Theatre News

ACE Axes Funds to 206 Orgs in Strategic Overhaul

Arts Council England (ACE) has today (30 March 2011) announced how it is “strategically” doling out its four years’ worth of government money, which was reduced by 29.6% as part of the Coalition Government’s widespread public spending cuts, announced in November (See Also Our Live Tweeting story throughout the day).

Just under 15% of ACE’s reduction is being passed on to arts organisations, effective from April 2012. This is on top of the 6.9% cut imposed across the board to all funded organisations last year.

Record applications

In response to the slashing of its budget from £449 million to £314 million a year by 2014, ACE unveiled its new ten-year arts strategy in November. Moving away from the previous system which saw 849 Regularly Funded Organisations (RFOs) receive annual grants, all companies were required to reapply via the first-ever open application process in ACE’s 65-year history.

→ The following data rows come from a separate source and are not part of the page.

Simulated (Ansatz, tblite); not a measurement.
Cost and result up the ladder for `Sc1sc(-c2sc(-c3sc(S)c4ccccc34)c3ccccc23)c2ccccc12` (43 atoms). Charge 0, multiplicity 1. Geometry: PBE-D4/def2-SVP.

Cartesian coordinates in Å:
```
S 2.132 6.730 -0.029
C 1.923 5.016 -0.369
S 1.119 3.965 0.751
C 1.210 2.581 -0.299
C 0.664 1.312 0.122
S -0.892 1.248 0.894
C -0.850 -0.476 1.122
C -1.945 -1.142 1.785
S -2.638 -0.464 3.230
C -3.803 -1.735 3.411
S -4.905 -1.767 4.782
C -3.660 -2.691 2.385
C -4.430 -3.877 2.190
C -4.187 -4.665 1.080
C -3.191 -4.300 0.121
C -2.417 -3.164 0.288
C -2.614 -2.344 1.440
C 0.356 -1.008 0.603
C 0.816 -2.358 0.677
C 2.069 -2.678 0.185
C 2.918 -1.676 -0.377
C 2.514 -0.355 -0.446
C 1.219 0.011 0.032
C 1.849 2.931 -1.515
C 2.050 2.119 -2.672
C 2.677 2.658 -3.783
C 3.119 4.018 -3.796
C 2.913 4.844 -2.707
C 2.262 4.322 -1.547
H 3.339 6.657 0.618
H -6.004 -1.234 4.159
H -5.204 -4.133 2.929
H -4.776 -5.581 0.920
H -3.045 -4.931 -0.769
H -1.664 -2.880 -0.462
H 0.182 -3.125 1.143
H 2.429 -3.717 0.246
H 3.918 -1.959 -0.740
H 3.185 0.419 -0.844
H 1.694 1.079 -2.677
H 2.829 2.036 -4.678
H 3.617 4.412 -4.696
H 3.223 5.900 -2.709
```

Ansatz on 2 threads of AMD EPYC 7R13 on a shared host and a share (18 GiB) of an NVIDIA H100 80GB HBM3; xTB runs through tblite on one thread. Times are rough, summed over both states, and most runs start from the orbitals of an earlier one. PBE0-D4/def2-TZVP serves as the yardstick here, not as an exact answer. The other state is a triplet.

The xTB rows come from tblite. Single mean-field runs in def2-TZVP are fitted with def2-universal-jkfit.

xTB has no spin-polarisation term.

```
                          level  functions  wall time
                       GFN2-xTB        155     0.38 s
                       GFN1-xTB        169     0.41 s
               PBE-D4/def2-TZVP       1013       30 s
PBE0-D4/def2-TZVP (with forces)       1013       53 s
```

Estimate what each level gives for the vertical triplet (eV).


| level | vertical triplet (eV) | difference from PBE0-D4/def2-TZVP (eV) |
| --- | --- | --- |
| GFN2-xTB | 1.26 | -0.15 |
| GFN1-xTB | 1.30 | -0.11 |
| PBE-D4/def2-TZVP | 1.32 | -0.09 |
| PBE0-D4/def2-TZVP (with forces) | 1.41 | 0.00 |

During the application window up to 24 January, ACE received 1,333 submissions bidding for £1.4 billion (against an available budget of only £950 million for the period), of which only just over half were successful, leaving ACE with a portfolio reduced in total by 20% to 695 organisations. The new National Portfolio Organisations (NPO replacing the term RFO) comprise 585 previously funded bodies and 110 new ones.

High-profile losses

A total of 206 organisations – more than double the number previously anticipated by ACE – lost funding completely, including London’s Riverside Studios (which currently receives £476,000 per annum) and renowned touring company Shared Experience (£367,000).

There was pain elsewhere too. Whereas most of ACE’s largest scale recipients – including the National Theatre, Royal Shakespeare Company and Southbank Centre – must only shoulder 6.6% cuts in cash terms (15% in real terms after taking into account inflation), and a large swathe of second tier organisations – including the Donmar Warehouse, Hampstead Theatre and Headlong – sustain 2.3% cash cuts (11% in real terms), much deeper cuts were sustained by their peers.

The Almeida Theatre receives a 33% cash slash (40% in real terms), down from £979,000 currently to £879,000 in 2012/13, eventually dwindling to £704,000 by the end of the settlement in 2014/15. Max Stafford-Clark’s esteemed touring company Out of Joint, meanwhile, gets a 21% cash reduction to £434,000.

While there is no official appeals process, ACE has structured the spending re-allocation so that all previous RFOs retain funding for 2011/12, so have a year’s grace to find alternative finance by the beginning of the next financial year in April 2012.

A resilient future

Speaking today, ACE chair Liz Forgan said: “This is about a resilient future for the arts in England. We have taken the brave path of strategic choices not salami slices which has meant some painful decisions, and it is with great regret that we have had to cease funding some good organisations.”

ACE chief executive Alan Davey added: “There have been some really hard choices as we had so many good applications – more than we were able to fund. In advance of the Spending Review, we said ‘cut us, don’t kill us’. Well, with the help of Lottery income, for which we are grateful, we’re alive and kicking. But we do regret that we have been unable to fund perfectly good organisations, and I know this will be taken hard by those affected.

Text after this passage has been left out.